Cemetery Dance just published an interview with me about Bloodshot World. One thing that puzzles me is that I really enjoy talking about comics scriptwriting in a way that I don't usually with prose writing unless I'm teaching it or talking with another writer. Maybe it has something to do with the collaborative process of comics scriptwriting?
Here's an excerpt:
Who are the seven international artists you found to work on the project, and how did you find them?
Three are US-based: Frankie B. Washington, Kevin Phillips, and AJ Smith. Elena Cerisciola and Marco Bovi are based in Italy. Grego Pulp is in Spain. Davi Santos Silva is in Brazil. All of them have been amazing to work with — professional and dedicated to high quality work. I found them all online through different sites: freelanced.com, Facebook, and Discord. Early on in the project Paul D. London helped me get my footing as a script writer. I worked on a single story at a time, and finding a match in terms of artistic style and sensibility was an individual process for each story. I took my time and didn’t rush the artists, and that’s one reason this first volume has taken six years to put together. I was figuring everything out as I went.
You’ve previously published a novel and a prose short story collection. How is working with comics a different experience for you?

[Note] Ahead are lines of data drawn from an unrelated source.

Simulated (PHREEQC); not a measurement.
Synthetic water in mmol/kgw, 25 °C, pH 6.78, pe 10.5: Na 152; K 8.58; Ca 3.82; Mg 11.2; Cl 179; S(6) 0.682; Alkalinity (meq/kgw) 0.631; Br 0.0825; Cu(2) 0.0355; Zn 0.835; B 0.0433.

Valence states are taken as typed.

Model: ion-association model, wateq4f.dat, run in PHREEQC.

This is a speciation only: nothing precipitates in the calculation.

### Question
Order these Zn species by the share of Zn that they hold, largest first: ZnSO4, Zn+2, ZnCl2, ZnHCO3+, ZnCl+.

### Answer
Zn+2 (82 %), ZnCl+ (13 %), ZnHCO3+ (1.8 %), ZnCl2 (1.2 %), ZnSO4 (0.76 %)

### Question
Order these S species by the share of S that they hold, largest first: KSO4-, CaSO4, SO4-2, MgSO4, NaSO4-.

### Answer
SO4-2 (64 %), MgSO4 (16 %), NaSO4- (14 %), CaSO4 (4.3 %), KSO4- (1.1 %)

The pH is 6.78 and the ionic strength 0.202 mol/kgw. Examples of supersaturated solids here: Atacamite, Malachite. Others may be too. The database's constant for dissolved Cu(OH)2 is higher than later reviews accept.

Comics writing couldn’t be more different from prose writing. I had written a couple of screenplays — and comics writing is most similar to that form. However it’s even different from screenwriting in that the format for screenwriting is very strict. In comics writing there is no standard, really. It’s a single writer creating a script that will only be seen by a single artist and perhaps a letterer. The writing is purely functional — everything goes to serve the image. You don’t need to — and can’t, really — build an internal world like you do in prose fiction. It’ s all about present action, something I learned from Mat Johnson. He writes literary fiction and graphic novels. Everything has to serve the present action of the story in comics, otherwise there’s nothing to show on the page. Also you have to think in terms of page and panels — how many panels to tell the story of this particular scene? Or can it be a single splash image? It’s a lot of fun adding the visual but requires a different sense of rhythm.
One thing I hadn’t expected is that it also brings out aspects of your characters that can stay hidden in fiction. For example, race, age, appearance — all those come through immediately in an image but don’t have to be specified in prose. The artist imagines these things into being, and the room for the viewer to imagine shifts into the space between frames. So, allowing for that imaginative collaboration is another challenge of the form.